Call of Duty WW2 has solved face-rendering - and it scares me
'Uncanny' doesn't cover it
Videogames' extended voyage through the uncanny valley would go on for at least another couple of decades, I'd presumed until recently. Real, believable people conjured from our graphics cards would surely remain a pipedream for many hardware generations to come. Then I played Call of Duty: WW2, and the first cracks appeared in the walls of reality.
All of sudden, videogames can do faces. Amazing faces. Terrifying faces.
I'll try not to tilt into hysteria here - clearly, if an image of a CODman was placed next to a real meatbag, I'd be able to tell the difference in less than a heartbeat. My dumbfounding when I saw CODWW2's faces was not "aaah computer people are real, time to run away and live in the woods", but more "wait, those are convincing faces, with a sense of life and individuality to them that I've never quite seen before." Followed by "I do not want to watch these remarkably believable computer people suffer and die."

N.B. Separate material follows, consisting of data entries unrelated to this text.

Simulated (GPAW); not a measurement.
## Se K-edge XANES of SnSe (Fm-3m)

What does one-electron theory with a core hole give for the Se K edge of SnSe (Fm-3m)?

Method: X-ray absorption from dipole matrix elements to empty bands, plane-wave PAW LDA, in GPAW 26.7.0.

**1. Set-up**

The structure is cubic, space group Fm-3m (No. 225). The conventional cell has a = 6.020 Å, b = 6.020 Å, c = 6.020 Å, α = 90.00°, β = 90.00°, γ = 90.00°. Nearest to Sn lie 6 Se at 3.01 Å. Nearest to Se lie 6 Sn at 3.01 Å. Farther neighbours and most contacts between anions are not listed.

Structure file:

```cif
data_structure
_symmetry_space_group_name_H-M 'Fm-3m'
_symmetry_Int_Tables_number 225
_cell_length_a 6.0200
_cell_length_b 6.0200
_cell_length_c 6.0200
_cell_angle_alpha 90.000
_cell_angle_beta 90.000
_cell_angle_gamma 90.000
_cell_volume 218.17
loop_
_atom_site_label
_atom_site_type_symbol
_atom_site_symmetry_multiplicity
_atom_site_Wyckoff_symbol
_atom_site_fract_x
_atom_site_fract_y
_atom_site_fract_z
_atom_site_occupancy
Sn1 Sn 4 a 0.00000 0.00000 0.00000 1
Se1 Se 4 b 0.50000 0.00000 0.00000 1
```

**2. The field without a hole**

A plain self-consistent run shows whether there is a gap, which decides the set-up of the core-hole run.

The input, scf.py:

COD has always pursued a photoreal approach to art and graphics, which has always carried the peril of not looking convincing enough - plus it means a COD from five years ago has dated visually an awful lot more than a more stylised game such as Team Fortress 2. Backing the wrong horse, thought I. But they stuck the course, and look where they wound up:
These were all captured in-game at maximum settings and 3440x1440 resolution, and have been cropped, resized and compressed subsequent to that, for the record.
Again I am not arguing that the facial singularity is here, but instead that, very quietly, COD seems to have made a significant step forwards in face-rendering specifically. I experience a degree of discomfort with it that I haven't from anything else - not the uncanny valley, but rather this new sense of seeing a range of micro-emotions pass across these men's faces.
There's all sorts going on in the above scenes - the way NPCs meet each others' eyes, subtle furrowing of brows, raising of eyebrows and pursing of lips that's a long way on from the shifting plates and hinged jaws of yore. Sure, you don't have to look far to find the slight bug-eyes or glassy stare that have long been realtime-rendered characters' tell, but the degree to which it is ameliorated in CODWW2 is truly startling.
Yes, the quality of the characters is noticeably higher in cutscenes and up-close-and-personal (and super-irritating) quicktime melee struggles than it is in all-out action sequences. However, the impression/illusion created by the more controlled scenes lingers enough in the run'n'gun ones that I feel haunted by some sense that these are individual people, with their own faces and personalities. People I don't want to see die.
I am glad, for instance, that this man's eyes are closed:
I was genuinely distraught as this broadly-written but nonetheless distinctive cutscene chum took a potentially fatal wound.
And, as we grappled, I felt this man's hate for me, saw the murderous impulse in his eyes:
I'm not saying it's real. But I'm saying it's an awful lot more convincing than anything else I've played in my life, and, though I have shot millions of pretend people in hundreds of games before now, I find there to be something eerily present about these ones. Something new that makes my blood temperature drop a few degrees as I watch them, or make them, die.
Games can do faces now. What happens next?